Mile

Apr 4, 2025

Final Call for Luxury: How Mile Is Rewriting the Rules of Excess in Fashion

Mary Korlin-Downs

In an industry obsessed with the new, the next, and the now, fashion’s dirty little secret has always been what happens after. After the campaign drops, after the runway show, after the last full-price customer swipes their card. The aftermath? Piles of unsold inventory — often hidden in warehouses, sold off in secrecy, or quietly destroyed. But a new fashion-tech startup is boarding with a fresh solution. Meet Mile — the ultra-curated, members-only platform rethinking the final destination of luxury.

Mile is not your average discount portal. Think of it as the private lounge of fashion’s resale world — access by application, products by curation, and prices that feel almost too good to be true. The platform works directly with some of the industry’s most lusted-after names — Balenciaga, JW Anderson, Prada, Brunello Cucinelli, and more — offering pieces for up to 90% off the original retail price. But don’t expect any flashing sales banners or tacky, discount chaos. Everything about Mile is calm, cool, and elevated.
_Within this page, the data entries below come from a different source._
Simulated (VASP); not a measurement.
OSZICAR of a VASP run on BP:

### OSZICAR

Scroll through Mile’s latest drop and you might catch a dusty-rose Jacquemus mini dress from a 2021 runway show, a pair of sculptural Bottega Veneta mules, or Acne Studios outerwear with that signature Scandinavian restraint. These aren’t overstocked basics — they’re the kinds of pieces that make it onto moodboards and Pinterest saves, forgotten only by the commerce machine that constantly churns forward.

But where Mile becomes more than just a shopping site is in how it reframes excess. For luxury brands, unsold inventory has long been a tension point — what to do with pieces that still hold value, still tell a story, but no longer fit the retail calendar. Traditionally, many of these pieces are sold quietly to off-price retailers (where brand identity gets lost) or even incinerated to “protect” perceived value. Mile, instead, offers a discreet runway for redistribution. Brands maintain control over how their product is presented, while engaging a new type of customer — one who values luxury not just for its trend relevance, but for its craft and permanence.

It’s a savvy model. Not only does Mile preserve the integrity of these labels, it reinforces the idea that fashion has a longer runway than the industry often allows. In many ways, Mile is helping redefine what timeless actually looks like. It's not a neutral coat with no logo. It’s a once-hyped piece still worth coveting — just with a new context, a new traveler.

"With brands, there's inventory in multiple different locations. For us, it's really about trying to get visibility on all of this and bringing it to the customer in a unique way," Wilkinson says. "You may see something and it may be the last time you'll ever see it, or you may see it again later in the year or on another drop down the line — that's part of the magic around the platform... you almost just don't know what to expect."

For shoppers, the experience feels more like shopping an archive than a sale. There’s a sense of discovery, a thrill of finding that one elusive item you missed two seasons ago. And unlike traditional discount platforms, Mile never overwhelms. It’s tight, edited, almost editorial in its presentation. The product is always first-class — the price just happens to be economy.

Mile’s quiet rise also signals a shift in luxury’s values. No longer is exclusivity tied solely to price or scarcity. Now, it’s about access, transparency, and the ability to shop consciously without sacrificing taste. As luxury wrestles with sustainability, resale, and a more informed customer, Mile offers an elegant detour — one where style, ethics, and value can actually coexist.

So yes, fashion’s obsession with “newness” may still be cruising at altitude. But Mile is one of the few players mapping out a smarter flight plan — one that gives excess a second life, and style a longer layover.